BZ #54: Non-deterministic crashes in lusearch

Status fields:

creation_ts:2008-03-24 00:16
version:default branch
Running the dacapo lusearch benchmark on dual- and quad-core machines frequently leads
to unwarranted SIGSEGVs or heap corruptions detected by glibc. On average, 1 out of 20
runs fails with SIGABRT because of this. Spurious NullPointerExceptions or
ClassCastExceptions happen also from time to time. When trying to trigger those
failures, it seems to help to load the machine a bit.

The most frequent cause of failure is a heap corruption in dumpmemory_release followed
by a crash inside the compiler while another thread does GC. SIGSEGV inside
builtin_arraycopy is also one of the more frequent occurences.

The version tested was 056edaebc79b with classpath 0.96.1 on four different Linux
machines, all x86_64. Two quad-cores, two dual-cores, two of them running CentOS 5, one
Fedora 5 and one Fedora 8. All four behave essentially the same.

Comment #1 by on 2008-03-25 09:25:30

Reading of ClassCastExceptions, maybe it's related to non-working critical sections?

Comment #2 by on 2008-03-25 09:56:55

Yeah, the reason for the ClassCastExceptions is obvious. The rest isn't, though. I'm
trying the same with GC7 right now, and it seems more stable. Strange things still
happen but less frequently, at least that's my first impression.
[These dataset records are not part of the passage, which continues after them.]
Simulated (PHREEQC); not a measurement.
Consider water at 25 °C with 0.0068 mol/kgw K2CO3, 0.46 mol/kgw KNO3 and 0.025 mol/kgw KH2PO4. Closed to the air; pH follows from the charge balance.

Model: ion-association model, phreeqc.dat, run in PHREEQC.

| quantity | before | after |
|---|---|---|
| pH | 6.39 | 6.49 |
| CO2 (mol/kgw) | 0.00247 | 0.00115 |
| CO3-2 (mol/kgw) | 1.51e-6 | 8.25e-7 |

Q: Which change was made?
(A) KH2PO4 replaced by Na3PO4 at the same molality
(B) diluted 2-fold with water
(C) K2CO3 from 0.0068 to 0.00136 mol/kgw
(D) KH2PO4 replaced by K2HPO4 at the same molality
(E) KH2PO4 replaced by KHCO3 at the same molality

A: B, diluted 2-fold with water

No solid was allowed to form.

Comment #3 by on 2011-01-20 22:26:32

This is still a problem, unfortunately. Best reproducible with dacapo xalan -s small. I
had high hopes that it would vanish with the introduction of memory barriers for
volatiles [1] and aligned patchers (bug #144), but no such luck…


Comment #4 by on 2012-03-13 16:26:47

I’d say this one is taken care of. Aligned patchers, barriers for volatiles, various
other fixes for races and non-races all contributed to it.